# Proving a graph has no Hamiltonian cycle [closed]

Show that $G = (V, E)$ has no Hamiltonian cycle, where the vertices are $V = \{ a, b, c, d, e, f, g \}$ and the edges are $E = \{ ab, ac, ad, bc, cd, de, dg, df, ef, fg \}$.

From my working out, the vertices $a, b, c, d, e, f$ are odd degrees of 3 and 1. Moreover $g$ being a even vertices of 2.

There were three points that were made in my textbook to show that a graph does not contain a Hamilton circuit:

1. A graph with a vertex of degree one cannot have a Hamilton circuit.
2. Moreover, if a vertex in the graph has degree two, then both edges that are incident with this vertex must be part of any Hamilton circuit.
3. A Hamilton circuit cannot contain a smaller circuit within it.

According to the definition graph G does not have a Hamiltonian cycle because of the first definition.

However, I am confused about 2 & 3 definitions and I am not sure if this graph involves them or not.

## closed as off-topic by apnorton, Henrik, user91500, Watson, Daniel W. FarlowOct 8 '16 at 18:23

This question appears to be off-topic. The users who voted to close gave this specific reason:

• "This question is missing context or other details: Please improve the question by providing additional context, which ideally includes your thoughts on the problem and any attempts you have made to solve it. This information helps others identify where you have difficulties and helps them write answers appropriate to your experience level." – apnorton, Henrik, user91500, Watson, Daniel W. Farlow
If this question can be reworded to fit the rules in the help center, please edit the question.

• Welcome to Mathematics! We like to see questions that show some form of context. This can take the form of showing your work, explaining how you came across the problem, or detailed explanation of what is confusing you. This helps us help you better. – apnorton Oct 8 '16 at 4:51
• 1, 2 and 3 are not definitions. The definition of a Hamilton cycle is a simple cycle passing through every vertex. Those are just examples of things that might prevent a graph from having a Hamilton cycle. Once you've proved that a graph is non-Hamiltonian, there is no need to look for a second and third proof of the same property. – Erick Wong Oct 8 '16 at 5:04
• If you listed the edges correctly then a, c, f have degree 3; b, e, g have degree 2; d has degree 5; and there are no vertices of degree 1. – bof Oct 8 '16 at 5:20
• Possible duplicate of hamiltonian cycle need assistance – bof Oct 8 '16 at 8:57

As discussed in the comments, the three points are not definitions. They are just handy facts you can use to show that a graph is not Hamiltonian. If the facts don't apply to a given graph, it doesn't imply that it is Hamiltonian either - the test is just inconclusive.

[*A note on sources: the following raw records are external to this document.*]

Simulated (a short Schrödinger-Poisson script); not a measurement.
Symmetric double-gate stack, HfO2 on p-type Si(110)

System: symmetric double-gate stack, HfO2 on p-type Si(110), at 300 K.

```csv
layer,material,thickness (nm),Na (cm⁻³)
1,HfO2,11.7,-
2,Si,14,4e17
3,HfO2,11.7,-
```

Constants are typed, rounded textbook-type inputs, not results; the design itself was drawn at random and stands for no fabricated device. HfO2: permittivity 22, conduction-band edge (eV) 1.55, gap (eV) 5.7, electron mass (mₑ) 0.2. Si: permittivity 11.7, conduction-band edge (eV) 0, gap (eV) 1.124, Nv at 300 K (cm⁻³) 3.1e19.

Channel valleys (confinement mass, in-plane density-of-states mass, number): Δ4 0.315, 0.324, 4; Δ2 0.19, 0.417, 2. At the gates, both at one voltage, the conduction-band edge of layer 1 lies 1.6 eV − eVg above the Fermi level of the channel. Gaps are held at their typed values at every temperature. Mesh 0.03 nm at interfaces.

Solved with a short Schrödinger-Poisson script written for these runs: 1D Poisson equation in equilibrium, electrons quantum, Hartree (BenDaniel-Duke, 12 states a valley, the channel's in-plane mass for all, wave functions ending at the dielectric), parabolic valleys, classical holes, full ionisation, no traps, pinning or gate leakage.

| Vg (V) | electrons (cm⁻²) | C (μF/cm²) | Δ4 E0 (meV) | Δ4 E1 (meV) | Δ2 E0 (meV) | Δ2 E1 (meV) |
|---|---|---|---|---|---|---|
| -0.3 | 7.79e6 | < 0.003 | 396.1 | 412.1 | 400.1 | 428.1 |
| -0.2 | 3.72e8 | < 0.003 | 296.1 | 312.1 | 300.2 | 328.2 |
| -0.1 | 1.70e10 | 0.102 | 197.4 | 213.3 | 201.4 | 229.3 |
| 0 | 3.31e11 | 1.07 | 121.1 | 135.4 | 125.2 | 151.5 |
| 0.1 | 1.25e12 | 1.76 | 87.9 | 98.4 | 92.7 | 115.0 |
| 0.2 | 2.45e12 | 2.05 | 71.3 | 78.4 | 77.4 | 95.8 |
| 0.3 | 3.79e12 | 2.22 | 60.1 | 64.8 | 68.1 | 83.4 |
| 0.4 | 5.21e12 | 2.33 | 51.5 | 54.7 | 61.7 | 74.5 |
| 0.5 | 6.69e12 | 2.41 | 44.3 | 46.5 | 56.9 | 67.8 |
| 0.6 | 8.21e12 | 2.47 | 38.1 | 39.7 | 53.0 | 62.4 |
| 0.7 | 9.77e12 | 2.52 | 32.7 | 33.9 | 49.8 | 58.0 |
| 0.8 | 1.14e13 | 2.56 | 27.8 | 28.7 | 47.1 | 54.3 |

Fortunately enough, we can use facts 2 and 3 to prove that the given graph indeed has no Hamiltonian cycle (note that fact 1 doesn't help us - $G$ has no leaf vertices). To do this:

• Draw the graph with a blue pen, and label the degree of each vertex.
• Assume, towards a contradiction, that $G$ has some Hamiltonian cycle $C$.
• Apply fact 2 to each of the vertices of degree two. With a red pen, draw the edges that must be a part of $C$.
• Use fact 3 to get the desired contradiction.

Illustration of graph G edges

The pic shows the graph G with the according vertices and edges.

Sorry I couldn't seem to add the desired red lines. I am making the assumption that the graph is a Hamiltonian ( I know it isn't) However, I manage to work out that vertices b, e and g have degrees of 2.

However, I don't understand how to use fact 3 to contradict this. Also I notice that D is a cut-vertex, can this be added to prove that the graph is not a Hamiltonian cycle.